No subject

Tero Pesonen mail at tpesonen.net
Sat Aug 13 21:37:15 UTC 2011


On Sat, 2011-08-13 at 16:23 -0500, Jordon Bedwell wrote:
> On 08/13/2011 03:57 PM, Tero Pesonen wrote:
> > On Sat, 2011-08-13 at 15:41 -0500, Jordon Bedwell wrote:
> >> On 08/13/2011 03:38 PM, Tero Pesonen wrote:
> >>> On Sat, 2011-08-13 at 20:58 +0100, Colin Law wrote:
> >>>> On 13 August 2011 20:34, Jacob Mansfield <cyberjacob at gmail.com> wrote:
> >>>>> please do not post to the list in HTML. especially if you use size 30 font.
> >>>>> Jacob Mansfield
> >>>> @Jacob, was not your post in html?  Two small fonts admittedly.
> >>> That message had both plaintext and HTML parts. So it allows the reader
> >>> to display it in the preferred format. Most email clients should allow
> >>> you to select which part to display if both are present. At least the
> >>> client should allow you to display HTML messages as converted to
> >>> plaintext.
> >> The irony is getting thicker.
> > Not really. It is much better that the client of a user who insists on
> > using fancy formatting on their email is also, even if silently, sending
> > a plaintext version with so that I need not see the HTML one. And it is
> > also good that, in case such plaintext part was not provided, my mail
> > client can try and make it look as if it had been formatted in plain
> > text (with varying levels of success), so that I can reply to it in a
> > meaningly manner.
> 
> Yes really, you defended a multi-part message which is worse then plain
> HTML because it takes up more space than either one alone, it's both
> combined so it's an absolute waste.  The entire justification of sending
> plain text is bandwidth restrictions...  Instead of just choosing the
> lesser evil (in this case plain HTML) you defend just flat out being
> evil by sending both in the same email,

In my experience, the plaintext part renders more accurately in all mail
clients I have used tcompared to the HTML part reformatted. I don't know
why it is like that, but that's jsut how it has been. If bandwith is an
issue, just refuse to accept HTML mail. It is that simple.
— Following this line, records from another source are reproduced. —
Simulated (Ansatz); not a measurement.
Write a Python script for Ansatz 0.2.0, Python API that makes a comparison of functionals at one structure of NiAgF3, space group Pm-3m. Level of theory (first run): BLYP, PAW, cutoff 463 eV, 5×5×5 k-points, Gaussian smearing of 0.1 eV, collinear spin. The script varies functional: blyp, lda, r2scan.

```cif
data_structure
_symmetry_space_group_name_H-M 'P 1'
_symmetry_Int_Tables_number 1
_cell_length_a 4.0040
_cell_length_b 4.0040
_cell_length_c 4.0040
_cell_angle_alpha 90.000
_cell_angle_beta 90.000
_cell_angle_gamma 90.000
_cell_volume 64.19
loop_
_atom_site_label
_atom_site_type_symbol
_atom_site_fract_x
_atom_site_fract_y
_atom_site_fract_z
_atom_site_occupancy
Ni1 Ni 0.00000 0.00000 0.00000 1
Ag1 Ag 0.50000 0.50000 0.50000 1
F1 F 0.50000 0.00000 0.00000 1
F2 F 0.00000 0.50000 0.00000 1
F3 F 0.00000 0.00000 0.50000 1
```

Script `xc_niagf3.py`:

This list does not do that, so bandwith is not considered an issue here.
I also can't do that outside this list, since my contacts send HTML and
don't care whether I want that or not. I am not in the position to
dictate the format when receiving from them. So I much appreciate that
their software also adds a plaintext part with which I can work better
than a reformatted HTML mail.

My motives regarding favouring multipart messages are purely practical. 

>  which just makes it pointless to
> even argue for plain text when you ignore the justifications for it.  I
> think they call that blind defence.  You don't know why you're fighting
> for it but damn are you fighting for it!